New charges filed in dog deaths

, Written by Lyle Ahrens, Posted: Mon, June 9 2014 at 5:18 PM, Updated: Mon, June 9 2014 at 8:42 PM

Klamath Falls, Ore. - Additional charges have been filed against a 65 year old Eagle Point woman accused of killing 3 dogs by leaving them in a hot car.

After holding back the details last week, District Attorney Rob Patridge released the name of the suspect...

"We're charging Alice Taylor with six counts of animal abuse in the first degree."

Gale McMahon of Klamath County Animal Control says the 3 dogs died after being left in a hot car for over 4 hours on Monday of last week near Chiloquin...

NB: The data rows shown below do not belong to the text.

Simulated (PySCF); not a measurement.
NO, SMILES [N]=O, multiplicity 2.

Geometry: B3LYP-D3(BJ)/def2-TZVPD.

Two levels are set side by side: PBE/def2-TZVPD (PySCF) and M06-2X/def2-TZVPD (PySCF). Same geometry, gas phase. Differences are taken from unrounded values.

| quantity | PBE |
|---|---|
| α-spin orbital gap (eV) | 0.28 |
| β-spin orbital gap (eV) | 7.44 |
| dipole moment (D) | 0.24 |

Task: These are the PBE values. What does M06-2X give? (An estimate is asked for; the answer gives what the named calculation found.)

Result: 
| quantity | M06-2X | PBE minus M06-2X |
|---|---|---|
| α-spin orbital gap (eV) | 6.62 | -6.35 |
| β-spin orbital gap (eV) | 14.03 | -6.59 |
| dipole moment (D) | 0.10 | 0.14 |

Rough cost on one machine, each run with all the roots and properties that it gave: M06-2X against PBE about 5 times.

"They were rottweilers.  One was a male, 5 years old, the other 2 was a male and female, they were approximately about 1 year old."

Charges against Taylor have been upgraded from animal neglect to animal abuse.

District Attorney Patridge notes that if convicted, Taylor could face a year in jail...

"She is currently not in custody.  We're attempting to locate her at the present time.  Charges were filed today."

The story has attracted national attention, and outrage...and McMahon says that's a good thing.

"Because it's calling people's attention to what's going on."

McMahon believes the temperature in the car rose to over 129 degrees.

At this time, Alice Violet Taylor has only been issued a citation on the animal neglect charges.  Since she hasn't been arrested, no jail booking photos exist.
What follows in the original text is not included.